Poor Man’s Hajj

Every year during hajj, thousands of Muslims travel to Mecca, Saudi Arabia, and participate in rituals. Hajj is the fifth pillar of Islam, meaning it’s a required part of the faith — for those who can afford it.


Poor and underprivileged Sufi Muslims of Egypt and North Africa might plan hajj as their only trip abroad in their lives, often as their plan for retirement. However, life obligations usually deplete their resources before achieving their life dream. In Humaithara Valley, a desert region in eastern Egypt, the annual moulid of Sheikh Abu al-Hassan al-Shazly provides a temporary solution.


This “poor men’s hajj” was inspired by the hajj of Sheikh Abu al-Hassan al-Shazly, the founder of the Shadhili sect of Sufism, with his disciples. The sheikh was traveling from Morocco to Mecca and died near the Red Sea in Humaithara Valley, where his disciples buried him; the site later became a shrine. In Islam, those who die during their pilgrimage are traditionally accorded the same status as those who reach Mecca.


Poor Sufi Muslims find solace and inspiration in the trial of Sheikh Abu al-Hassan al-Shazly and the story of his hajj. Pilgrims follow the sheikh’s steps, and his shrine is their destination, where they commemorate his death.


At a transportation hub in Edfu, Aswan, about 300 kilometers northwest of Humaithara Valley, families and friends gather before sunrise to prepare their trucks for travel. Sheikh Shady, who is from Luxor,  rents a pickup truck and brings the wood and rope required to create a second level on the roof of the truck. A man with auto-mechanical experience checks on the truck’s motor. Young men who accompany Sheikh Shady fill barrels of water for the trip. The truck driver brings water in a bucket and washes the rear window, the front cabin and the four wheels with a yellow sponge. Omar, 9, who arrived with his father, takes care of a goat they brought to slaughter for the feast. Other men bring chairs from a street cafe for women and children to rest until the preparations are ready.


A few hours were spent packing up and getting ready to go, with time for one last bathroom break and phone call before the cell reception disappears. Women, children, and the goat occupy the bottom level of the truck along with food, water, and a gas cylinder for cooking. The men take their place on the upper level of the pickup truck. Some sleep immediately, after the long night of work, while the rest chant praises to the rhythm of a tambourine; chants to God, the Prophet Mohamed and Sheikh al-Shazly with jubilation: “Shazly Abu al-Hassan, we are the sons of Abu al-Hassan. Our sheikh in the mountains. Hey grandma, where are you going with that velvet bag? I am going to visit the Prophet Mohamed and the sacred Kaaba.”

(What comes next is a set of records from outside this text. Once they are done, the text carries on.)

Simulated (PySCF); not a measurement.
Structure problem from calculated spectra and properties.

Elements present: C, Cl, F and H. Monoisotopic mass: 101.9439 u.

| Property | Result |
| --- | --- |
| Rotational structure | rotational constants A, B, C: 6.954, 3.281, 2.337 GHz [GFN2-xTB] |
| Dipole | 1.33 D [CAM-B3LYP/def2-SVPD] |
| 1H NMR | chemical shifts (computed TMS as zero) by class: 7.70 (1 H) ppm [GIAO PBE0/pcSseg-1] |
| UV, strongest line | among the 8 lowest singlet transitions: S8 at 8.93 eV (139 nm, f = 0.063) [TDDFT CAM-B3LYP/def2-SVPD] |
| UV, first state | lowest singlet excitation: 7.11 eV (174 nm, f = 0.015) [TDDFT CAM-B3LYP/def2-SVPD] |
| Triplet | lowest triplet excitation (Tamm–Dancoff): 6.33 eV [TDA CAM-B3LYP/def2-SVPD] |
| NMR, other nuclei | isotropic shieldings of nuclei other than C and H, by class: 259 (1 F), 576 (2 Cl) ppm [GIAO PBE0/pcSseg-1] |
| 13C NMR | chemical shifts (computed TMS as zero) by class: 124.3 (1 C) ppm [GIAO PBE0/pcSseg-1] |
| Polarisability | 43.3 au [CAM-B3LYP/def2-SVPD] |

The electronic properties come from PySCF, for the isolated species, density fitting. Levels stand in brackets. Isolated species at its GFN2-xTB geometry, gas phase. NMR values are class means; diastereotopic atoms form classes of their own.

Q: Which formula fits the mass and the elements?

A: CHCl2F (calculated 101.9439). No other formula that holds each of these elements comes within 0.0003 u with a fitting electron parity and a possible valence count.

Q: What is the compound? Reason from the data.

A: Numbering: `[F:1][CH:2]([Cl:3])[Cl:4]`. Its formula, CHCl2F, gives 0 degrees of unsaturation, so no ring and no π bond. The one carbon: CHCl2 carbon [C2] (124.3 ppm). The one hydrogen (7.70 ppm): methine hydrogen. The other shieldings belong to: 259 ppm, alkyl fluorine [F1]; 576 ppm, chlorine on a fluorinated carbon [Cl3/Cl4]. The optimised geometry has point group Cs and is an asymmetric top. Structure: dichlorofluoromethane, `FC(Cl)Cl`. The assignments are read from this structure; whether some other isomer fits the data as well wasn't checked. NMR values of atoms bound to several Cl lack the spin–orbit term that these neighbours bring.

Nine hours later, the group run out of water, and all are exhausted from the heat of the sun. Eventually, the truck reaches the Humaithara Valley.


The shrine of Sheikh Abu al-Hassan al-Shazly is the first site pilgrims visit upon arrival. Worshippers move around the sanctuary counter-clockwise, as pilgrims do around the sacred Kaaba in Mecca. ُThe pilgrims climb the mountain of Humaithara, as they would Mount Arafat in Saudi Arabia and later in the day, the practitioners gather for meals, and  prayer rituals with chanting, music and dancing.